Different scale for categorical and numerical data?

Mirzon · 19 May 2021 10:33

Hello,

I think I missed something. In the lecture “Using numerical and categorical variables together”, we are using this pipeline:

The OneHotEncoder handling categorical data outputs zeroes and ones, while the StandardScaler handling numerical data outputs values centred around zero. This means that categorical and numerical values are not in the same range.
Why didn’t we use a Normaliser instead for the numerical data? Or put the StandardScaler after the funnel, right before the LogisticRegression?

Maybe that LogisticRegression is not affected by scaling at all, but if that’s the case, why bother with a StandardScaler for numerical data in the first place?

Thanks in advance for your answers .

anmarphy · 19 May 2021 17:14

Hi Mirzon, when you normalize basically you are transforming the data in order that each column have a norm of 1. However, standardizing is a process to center the data and remove the scale, guaranteeing that the algorithms converts faster. For more details check the documentation: 6.3. Preprocessing data — scikit-learn 0.24.2 documentation

Mirzon · 19 May 2021 17:28

Ok, sorry, the Normaliser was wrong as an example, I should have said MinMaxScaler.

But did you get the main point I was trying to make? That the ranges are different?

Thank you for your answer, by the way.

ogrisel · 19 May 2021 17:47

They are not exactly on the same scale but approximately on the same scale.

With standard scaler, most of the numerical values will be between -3 and 3 and with one hot encoding all the values will be either 0 or 1.
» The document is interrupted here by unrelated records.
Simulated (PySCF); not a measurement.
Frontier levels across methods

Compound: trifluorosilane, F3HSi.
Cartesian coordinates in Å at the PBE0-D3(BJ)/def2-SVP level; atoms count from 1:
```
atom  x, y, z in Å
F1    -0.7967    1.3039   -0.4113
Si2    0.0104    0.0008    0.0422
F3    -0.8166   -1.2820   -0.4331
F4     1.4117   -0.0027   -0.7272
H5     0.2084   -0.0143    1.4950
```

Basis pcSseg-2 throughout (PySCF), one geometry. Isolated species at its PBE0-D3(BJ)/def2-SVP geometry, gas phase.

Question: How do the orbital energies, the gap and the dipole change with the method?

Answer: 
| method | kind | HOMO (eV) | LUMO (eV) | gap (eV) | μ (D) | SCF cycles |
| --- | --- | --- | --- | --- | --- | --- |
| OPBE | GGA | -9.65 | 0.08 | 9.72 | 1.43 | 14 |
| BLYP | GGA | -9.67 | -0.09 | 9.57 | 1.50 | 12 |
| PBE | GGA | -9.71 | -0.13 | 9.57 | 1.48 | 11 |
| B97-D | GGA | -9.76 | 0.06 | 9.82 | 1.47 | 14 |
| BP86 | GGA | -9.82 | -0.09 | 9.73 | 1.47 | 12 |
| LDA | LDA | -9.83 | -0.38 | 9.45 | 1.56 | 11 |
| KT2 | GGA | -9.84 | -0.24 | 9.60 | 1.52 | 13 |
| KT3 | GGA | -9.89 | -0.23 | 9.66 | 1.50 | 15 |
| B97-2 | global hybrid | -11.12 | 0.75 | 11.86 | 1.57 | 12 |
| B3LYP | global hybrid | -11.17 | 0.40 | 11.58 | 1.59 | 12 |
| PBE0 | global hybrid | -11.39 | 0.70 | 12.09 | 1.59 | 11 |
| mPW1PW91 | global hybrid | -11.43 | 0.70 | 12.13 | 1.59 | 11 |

For logistic regression, having features approximately on the same scale is important for several reasons:

having some features in a range 10000 times larger than another feature’s range can cause numerical stability problems or numerical convergence problems (ill-conditioning) depending on the solver used
logistic regression in scikit-learn is regularized by default (this will be explained in the module on linear models). By default all the coefficients are regularized the same way. If features have widely differing scales, the regularization parameter will typically only impact the features with a small scale (because there optimal coefficient would have to be larger compared to features with a large scale to achieve a similar effect).

Mirzon · 19 May 2021 18:00

Ok, so approximation is good enough. Thank you for your answer!